I was training to run a PR this year, and until this injury struck, I had an amazing training cycle, and had never felt healthier, stronger, or more prepared for the Boston course. Not a single unusual ache or pain preceded this, so I feel like I've been completely blindsided by this whole situation.
I ran my first Boston in 2013, which is where I set my PR of 3:30:19. I was fortunate to have crossed the finish line and was a few blocks away from the area when the bombs went off. I returned in 2014 to run again.
I live about an hour and a half from Boston and my husband planned to watch the kids for me, so I could still go to the expo this weekend. But I'm not sure if it will make me feel better or worse. Should I go?
Dimity says: I wouldn’t go. It feels too unexpected and raw to me. If the injury would have been a slow cooker, and you weren’t sure during your training if you’d be able to cross the starting line, that’s one thing. But it came on suddenly, and, as such, your grief is still very new. While most positive energy is healing and most expo energy is positive (albeit draining), I think that immersing yourself in that energy is going to be too intense and may even leave you more bummed out. Instead, I’d spend the day doing something you love (besides running), as well as taking a few hours for serious self-care: a bath, a good book, a nap, your favorite meal, whatever sounds good. You worked really hard for your race, and even though the outcome isn’t ideal, you should be very proud of yourself and treat yourself well.
Sarah says: Skip the expo. I know Michelle is on the path to recovering, physically, and her mindset is in a better place than it was a week or so ago, but the disappointment is still fresh. It's like a fresh wound: It's healing, but the expo would rip off the scab. Or, should I say, in my mind it would! Instead, Michelle should spend some time perusing websites to choose the fall 2016 or spring 2017 marathon where she will PR. (Of this I have no doubt!) Despite her fastest 26.2 being Boston, I believe she is capable of even greater glory at a less-crowded, flatter race. (This goes for pretty much anyone: The best PR races are less crowded and not super-hilly.) Plus, the travel to-and-from expo and walking around it can't be good for her SI joint!
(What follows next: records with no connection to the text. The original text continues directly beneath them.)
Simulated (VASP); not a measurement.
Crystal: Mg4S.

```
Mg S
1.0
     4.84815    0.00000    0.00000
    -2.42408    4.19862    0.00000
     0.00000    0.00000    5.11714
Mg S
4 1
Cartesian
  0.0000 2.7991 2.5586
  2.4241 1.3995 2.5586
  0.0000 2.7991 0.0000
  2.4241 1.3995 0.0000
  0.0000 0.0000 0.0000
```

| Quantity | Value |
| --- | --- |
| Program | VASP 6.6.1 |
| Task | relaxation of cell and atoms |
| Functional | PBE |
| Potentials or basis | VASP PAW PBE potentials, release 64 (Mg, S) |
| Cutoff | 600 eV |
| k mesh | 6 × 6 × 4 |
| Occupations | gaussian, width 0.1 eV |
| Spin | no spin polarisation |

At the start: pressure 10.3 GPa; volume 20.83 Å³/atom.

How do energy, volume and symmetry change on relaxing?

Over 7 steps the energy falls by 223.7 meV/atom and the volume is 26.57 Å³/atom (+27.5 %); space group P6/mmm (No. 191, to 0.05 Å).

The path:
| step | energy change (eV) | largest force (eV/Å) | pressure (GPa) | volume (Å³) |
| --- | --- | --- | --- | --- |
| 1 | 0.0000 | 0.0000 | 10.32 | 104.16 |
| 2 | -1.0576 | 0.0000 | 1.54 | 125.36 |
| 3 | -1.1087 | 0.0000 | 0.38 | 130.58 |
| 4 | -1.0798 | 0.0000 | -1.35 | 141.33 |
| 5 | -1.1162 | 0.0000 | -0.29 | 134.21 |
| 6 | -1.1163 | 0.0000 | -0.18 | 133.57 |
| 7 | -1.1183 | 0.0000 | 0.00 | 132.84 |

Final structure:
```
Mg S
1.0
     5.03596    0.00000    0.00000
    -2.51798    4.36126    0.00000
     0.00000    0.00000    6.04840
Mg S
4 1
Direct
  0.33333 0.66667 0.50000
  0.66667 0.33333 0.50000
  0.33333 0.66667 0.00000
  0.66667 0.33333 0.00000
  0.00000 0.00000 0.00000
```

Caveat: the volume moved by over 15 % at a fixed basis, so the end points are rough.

Managing Editor Maureen says: Don't go. Being around the other racers will just make you feel like you're missing out. But do take your husband up on that offer to watch the kids, then head out for a day of indulgence. Take in a movie, browse the bookstore, meet up with friends, go to Target child-free (sorry, I think that's just me projecting my hopes and dreams). Remember that there's always a next race, and once you've worked through your injury, you'll make quick work of that PR.